What Are You Doing Here?
Sometime in the mid 2010s, while I was working at Livingston International, I was invited to speak at an off-site meeting in Chicago. The company was in the midst of digital reinvention and corporate upheaval, and a new CEO had been brought in to shape whatever the next version of the organisation was meant to become.
He was from New York: progressive, engaging, and visibly intent on activating the company from within.
My role at the event was to speak from within the company’s digital transformation initiatives. I was involved in software adoption, corporate training, and instructional design: the necessary work of making technology understandable enough for people to trust it, and intuitive enough for them to use it. I remember speaking with clarity that day, making the technical and organisational feel legible, persuasive, and human.
After the talk, the CEO approached me. He seemed genuinely interested in the material, but also in the person standing behind it. He asked about my background, my interests, what I did beyond the walls of the company. I told him, perhaps with more openness than usual, that while I had spent many years working in corporate life, I was, at root, a musician. I liked the company. I respected the work. But my deeper creative identity lived elsewhere.
He asked whether there was any music of mine he could hear.
I had my laptop with me, of course, so I played him a track I had been working on recently. It was called “No me da de qué.” An irreverent Latin-inflected electronic dance piece: vocal, rhythmic, carefully produced, and very much part of the world I still understood as my real creative life. I played perhaps thirty seconds, maybe a minute. He listened closely, nodded along, and seemed genuinely engaged.
When I paused the track, he looked at me and said something close to:
“That’s really impressive. What are you doing here?”
I don’t remember exactly what happened after that. I do remember the force of the question though. It was a compliment delivered as an existential challenge. Gracious, but interrogatory. He was not dismissing the corporate work. He had already seen that I could do it well. What he seemed to register was that the same competencies were appearing somewhere else too.
The useful part of the memory is not the compliment. Compliments are treacherous little things, really. They can warm you, certainly. But they can also turn very quickly into evidence in a private trial against yourself.

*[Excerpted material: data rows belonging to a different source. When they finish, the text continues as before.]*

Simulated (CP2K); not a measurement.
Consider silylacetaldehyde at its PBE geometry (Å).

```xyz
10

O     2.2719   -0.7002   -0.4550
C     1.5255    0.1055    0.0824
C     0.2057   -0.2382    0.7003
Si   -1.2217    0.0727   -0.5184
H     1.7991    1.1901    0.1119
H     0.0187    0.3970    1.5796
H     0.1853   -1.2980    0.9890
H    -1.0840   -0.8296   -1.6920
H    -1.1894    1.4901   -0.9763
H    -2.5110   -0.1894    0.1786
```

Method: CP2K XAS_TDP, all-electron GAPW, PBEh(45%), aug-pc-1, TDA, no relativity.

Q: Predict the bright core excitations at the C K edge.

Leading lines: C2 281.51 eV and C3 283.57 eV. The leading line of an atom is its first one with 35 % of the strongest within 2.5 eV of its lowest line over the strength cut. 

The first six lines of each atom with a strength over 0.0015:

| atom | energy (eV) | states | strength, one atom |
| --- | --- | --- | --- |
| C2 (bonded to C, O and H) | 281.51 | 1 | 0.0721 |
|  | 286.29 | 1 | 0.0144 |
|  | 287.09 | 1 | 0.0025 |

What stayed with me was that he seemed to hear, in that very short piece of music, something that had also been present in my talk. A feel for sequence and emphasis. A way of arranging complexity so another person could enter it, follow it, and feel it become understandable.
That was the bit I had not yet named clearly for myself.
For a very long time, I divided things too neatly. Music over here. Work over there. Real life somewhere off to the side, waiting for the day to end.
The office and the studio seemed like distant ends of one lifestyle. That division is understandable, especially when you have to earn a living inside structures that rarely ask what kind of temperament, or deeper interests a person is actually bringing to their work. Most organisations are interested in the role, and the deliverable. Fair enough. But the practical mistake is that we begin to believe that division ourselves.
When we separate our creative life from our professional life, and our professional life from who we actually are, we can begin to miss the continuity between them. Very often, the same underlying faculty is at work in both places: the ability to listen, clarify, persuade, translate, or make something complex or imagined feel usable to another person.
Some capacities travel across the whole spectrum of a life. We tend to call them transferable skills, but that phrase can make them sound smaller than they are. They are often deeper than skills. They are ways of ordering experience, reading a room, sensing where attention is fading, and knowing where the energy needs a push.
This is one of the ways things hold up. Our own resilience holds up when it remains attached to its source of inspiration. A musical instinct can reappear as teaching. A design instinct can reappear as care. A writerly instinct can reappear in the way one explains a difficult thing to a room full of tired people who do not yet know why it matters.
The danger is not that work contaminates our private strength. Its more that the world names our talents too narrowly, and eventually we start to believe it.
Job title. Department. Deadline.
These words have their uses in keeping the world organised. But they don’t tell the truth about where a person’s usefulness comes from.
What that question exposed for me was a simple fact: corporate work was not fake, and music was not decorative. It was not a split between false and true, but between partial and whole.
This seems to me a more durable form of self-awareness than confidence. Confidence rises and falls. Recognition comes and goes. Some days your work is praised. Other days it disappears. But to understand the source of one’s own competence is different. It allows a person to move through changing rooms without being entirely renamed by them.
There is resilience in that. In knowing what part of you remains present, even when the setting changes. The resilience of being able to say: this thing I do well did not begin here. It has a longer history than this job, this room, this moment of approval or indifference.
So the better question is not simply, “What are you doing here?” The more useful question is: what part of me is being used here, and is it still connected to the thing in me that gives the work its purpose, energy, and form?